Many factors influence the selection of
the proper type of substation for a given application. This selection
depends on such factors as voltage level, load capacity,
environmental considerations, site space limitations, and
transmission-line right-of-way requirements.
While also considering the cost of
equipment, labor, and land, every effort must be made to select a
substation type that will satisfy all requirements at minimum costs.
The major substation costs are reflected in the number of power
transformers, circuit breakers, and disconnecting switches and their
associated structures and foundations.
Therefore, the bus layout and switching
arrangement selected will determine the number of the devices that
are required and in turn the overall cost. The choice of insulation
levels and coordination practices also affects cost, especially at
EHV. A drop of one level in basic insulation level (BIL) can reduce
the cost of major electrical equipment by thousands of dollars.

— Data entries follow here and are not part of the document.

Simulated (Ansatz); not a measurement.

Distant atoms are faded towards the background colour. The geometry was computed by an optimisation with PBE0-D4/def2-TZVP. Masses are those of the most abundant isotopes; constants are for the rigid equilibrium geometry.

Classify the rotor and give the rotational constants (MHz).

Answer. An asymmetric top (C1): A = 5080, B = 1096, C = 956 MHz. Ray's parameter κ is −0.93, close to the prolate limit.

A careful analysis of alternative
switching schemes is essential and can result in considerable savings
by choosing the minimum equipment necessary to satisfy system
requirements. A number of factors must be considered in the selection
of bus layouts and switching arrangements for a substation to meet
system and station requirements.
A substation must be safe, reliable,
economical, and as simple in design as possible. The design also
should provide for further expansion, flexibility of operation, and
low maintenance costs. The physical orientation of the
transmission-line routes often dictates the substation’s location,
orientation, and bus arrangement. This requires that the selected
site allow for a convenient arrangement of the lines to be
accomplished.
For reliability, the substation design
should reduce the probability of a total substation outage caused by
faults or equipment failure and should permit rapid restoration of
service after a fault or failure occurs. The layout also should
consider how future additions and extensions can be accomplished
without interrupting service.
Traditional and Innovative
Substation Design
Traditionally, high-voltage substations
are engineered based on established layouts and concepts and
conservative requirements. This approach can restrict the degree of
freedom in introducing new solutions.
The most that can be achieved with this
approach is the incorporation of new primary and secondary technology
in preengineered standards. A more innovative approach is one that
takes into account functional requirements such as system and
customer requirements and develops alternative design solutions.
System requirements include elements of
rated voltage, rated frequency, system configuration present and
future, connected loads, lines, generation, voltage tolerances (over
and under), thermal limits, short-circuit levels, frequency tolerance
(over and under), stability limits, critical fault clearing time,
system expansion, and interconnection.
Customer requirements include
environmental consideration (climatic, noise, aesthetic, spills,
right-of way), space consideration, power quality, reliability,
availability, national and international applicable standards,
network security, expandability, and maintainability. Carefully
selected design criteria could be developed to reflect the company
philosophy.
This would enable consideration and
incorporation of elements such as life-cycle cost, environmental
impact, initial capital investment, etc. into the design process.
Design solutions could then be evaluated based on established
evaluation criteria that satisfy the company interests and policies.